On Friday mornings, about ten minutes before I needed to leave for work, the garbage truck would arrive. After the men emptied the trash, the bin would be tossed behind my car in the driveway, the space designated for me to park. Leaving notes and talking to the driver asking them to please set the trash can at the side of the drive never helped.
Though I would be fully dressed and ready to go on those days, it fell to me to move the can myself and it was difficult to do without getting dirty. I generally spent the next forty minutes on the way to work, praying to overcome irritation in my thought. This happened weekly for almost a year.
Then one Friday morning as I was finishing a cup of tea at the kitchen window, I heard the truck. From where I was standing, they could not see me. Briefly, I entertained some stray thoughts, then began talking to God.
My first thought was: “Jesus beheld in Science the perfect man, who appeared to him where sinning mortal man appears to mortals” (Mary Baker Eddy, Science and Health with Key to the Scriptures, pp. 476–477). As I reached out to God in prayer, to know what this meant in my situation, I had a sudden shift in consciousness. I recognized that in certain ways, at least, these men had been expressing unselfishness, humility, dedication, punctuality, and strength as they did their job—human qualities stemming from the men’s true identities as God’s perfect ideas. In praying to see these men in a more spiritual light, my thought changed, and I was able to see them as God had created them. I was able to see through the false appearance of them as inconsiderate and appreciate their Godlike qualities and the good they were doing. Immediately, my arrogance and irritation turned to gratitude and humility. I appreciated how these men showed up, no matter what the weather condition. People could count on them.

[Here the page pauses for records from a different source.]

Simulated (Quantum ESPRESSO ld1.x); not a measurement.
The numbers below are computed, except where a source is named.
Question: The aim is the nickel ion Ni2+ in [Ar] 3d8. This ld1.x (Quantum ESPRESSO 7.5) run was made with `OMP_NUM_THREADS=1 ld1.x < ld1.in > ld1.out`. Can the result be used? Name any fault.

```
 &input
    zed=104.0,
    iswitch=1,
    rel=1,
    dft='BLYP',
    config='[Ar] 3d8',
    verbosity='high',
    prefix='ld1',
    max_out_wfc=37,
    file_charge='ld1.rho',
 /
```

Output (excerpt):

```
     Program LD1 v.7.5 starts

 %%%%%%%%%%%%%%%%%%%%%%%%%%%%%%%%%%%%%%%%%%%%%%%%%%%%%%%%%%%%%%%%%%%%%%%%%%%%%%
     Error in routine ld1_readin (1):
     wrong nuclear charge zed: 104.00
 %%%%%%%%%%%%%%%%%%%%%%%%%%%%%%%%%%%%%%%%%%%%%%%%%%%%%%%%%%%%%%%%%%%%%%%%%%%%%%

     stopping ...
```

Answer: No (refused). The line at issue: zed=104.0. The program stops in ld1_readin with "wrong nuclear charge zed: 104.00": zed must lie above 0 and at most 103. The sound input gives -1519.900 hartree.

Then passages from the Bible where God spoke to Moses came to mind: “And the Lord said unto him, What is that in thine hand? And he said, A rod. And he said, Cast it on the ground. And he cast it on the ground, and it became a serpent; and Moses fled from before it. And the Lord said unto Moses, Put forth thine hand, and take it by the tail. And he put forth his hand, and caught it, and it became a rod in his hand” (Exodus 4:2–4).
It occurred to me that this incident had happened primarily in thought—Moses’ thought about what he was seeing, and perhaps fearing, had changed. Then, so had his experience. That’s just what I had done—my thought had gone from seeing the men as material to seeing them as God created them, the perfect expression of divine Love. As these ideas revealed themselves to me, I glanced over, and the man who had emptied the trash was setting the can up on the side of the drive, well away from my car.
A thrill had come from the shift in my thought from arrogance and irritation to appreciation, gratitude, and love. Such love and humility filled my heart as I watched them place my trash can in its proper place—it was the icing on the cake!
I lived there several more years and the bin was always set up by the side of the drive. I cherish realizing that turning to divine Love had resolved the situation.